On Mon, 21 Jun 2004, John Curran wrote:
Looks pretty clear to me: assistance requirements (i.e. the requirement to have LI capacity and mechanisms in place in advance) should apply to all providers, and in particular, that VoIP providers who do not provide direct PSTN access (e.g. FWD, Skype) should not get an exception here as specified in the draft bill.

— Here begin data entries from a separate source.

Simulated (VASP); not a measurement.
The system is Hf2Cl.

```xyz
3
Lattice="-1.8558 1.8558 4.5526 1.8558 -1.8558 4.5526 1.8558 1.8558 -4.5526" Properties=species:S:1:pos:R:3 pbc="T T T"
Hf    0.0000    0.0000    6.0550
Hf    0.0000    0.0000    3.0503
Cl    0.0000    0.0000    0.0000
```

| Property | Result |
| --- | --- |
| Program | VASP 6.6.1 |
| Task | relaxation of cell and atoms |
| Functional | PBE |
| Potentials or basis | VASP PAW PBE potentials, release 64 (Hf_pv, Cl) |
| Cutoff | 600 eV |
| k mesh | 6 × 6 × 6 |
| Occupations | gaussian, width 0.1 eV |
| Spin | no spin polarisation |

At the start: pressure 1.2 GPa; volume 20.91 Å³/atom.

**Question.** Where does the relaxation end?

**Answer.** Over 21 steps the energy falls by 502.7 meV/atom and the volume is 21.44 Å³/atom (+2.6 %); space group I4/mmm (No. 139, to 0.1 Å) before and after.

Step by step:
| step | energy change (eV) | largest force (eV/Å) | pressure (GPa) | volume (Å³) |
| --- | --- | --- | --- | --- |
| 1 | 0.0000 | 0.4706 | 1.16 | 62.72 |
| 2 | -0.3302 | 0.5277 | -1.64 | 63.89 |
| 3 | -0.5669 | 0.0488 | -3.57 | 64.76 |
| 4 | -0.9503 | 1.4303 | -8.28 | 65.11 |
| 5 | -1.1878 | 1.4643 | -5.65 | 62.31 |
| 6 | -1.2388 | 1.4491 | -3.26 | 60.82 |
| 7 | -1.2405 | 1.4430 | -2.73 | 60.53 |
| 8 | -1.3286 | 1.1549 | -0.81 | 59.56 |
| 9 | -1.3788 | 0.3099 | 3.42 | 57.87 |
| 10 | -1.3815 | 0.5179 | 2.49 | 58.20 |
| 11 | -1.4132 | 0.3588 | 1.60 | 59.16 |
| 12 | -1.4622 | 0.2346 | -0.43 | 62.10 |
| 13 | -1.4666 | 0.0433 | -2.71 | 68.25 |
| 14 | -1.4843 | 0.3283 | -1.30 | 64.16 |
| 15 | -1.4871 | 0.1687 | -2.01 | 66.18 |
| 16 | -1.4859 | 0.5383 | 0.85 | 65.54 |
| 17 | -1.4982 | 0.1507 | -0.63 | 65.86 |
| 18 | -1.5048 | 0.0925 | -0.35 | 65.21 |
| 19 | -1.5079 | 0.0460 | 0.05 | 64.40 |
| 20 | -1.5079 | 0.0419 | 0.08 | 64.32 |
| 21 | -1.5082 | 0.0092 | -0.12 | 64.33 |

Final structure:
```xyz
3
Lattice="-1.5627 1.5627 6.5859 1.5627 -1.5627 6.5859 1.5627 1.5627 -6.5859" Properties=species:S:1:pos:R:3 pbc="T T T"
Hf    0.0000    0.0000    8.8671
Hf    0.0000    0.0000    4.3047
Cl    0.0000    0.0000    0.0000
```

And what would satisfy those law enforcement requirements? In 10 years of CALEA, law enforcement has never agreed anything done was good enough to satisfy CALEA. Instead, LEAs have repeatly stated all attempts at compliance so far have been deficient. If LEA thinks everything the PSTN tried to do was deficient, why does anyone think applying the same regime to other things will be any more successfull at meeting LEA's requirements? If law enforcement was trumpeting the success of CALEA, how much money it saved, how it caught criminals, how it saved lives; there might be a better argument for extending it to all communications. The problem is law enforcement has said CALEA is a failure in its eyes, so why do we want Congress to expand a broken regime? What's goofy is when ISPs perform investigations, they use lots of tools which could be useful to law enforcement. Some of those tools don't have a clear equivalent in other types of communication systems. So law enforcement asks for things that don't always make sense simply because that's what is in the order. Why do both pen registers and mail covers exist? Because the law followed the technology. When law enforcement does a mail cover, they get what a mail cover includes. The post office doesn't cover up the return address on the envelope because law enforcement only had a pen register order, but not a trap and trace order for the postal envelope. When developing systems for the PSTN, it turned out to be easier to collect the outgoing dialed digits on a phone line than the incoming calling number (pre-ss7 days). So the law split called numbers from calling numbers instead of trying to extend the postal service mail cover into the telephone. Trying to force the technology just makes everything grumpy. Do you pay a $10,000 fine everytime you fail to include the return address on a postal letter? Other technologies have similar natural boundaries. The US J-STD-25 and the EU ETSI frameworks are trying to go backwards. It creates a very complicated framework. Great for interception vendors, lousy for everyone else. What are the natural boundaries and how do they match up with people's expectations of privacy or other legal structures?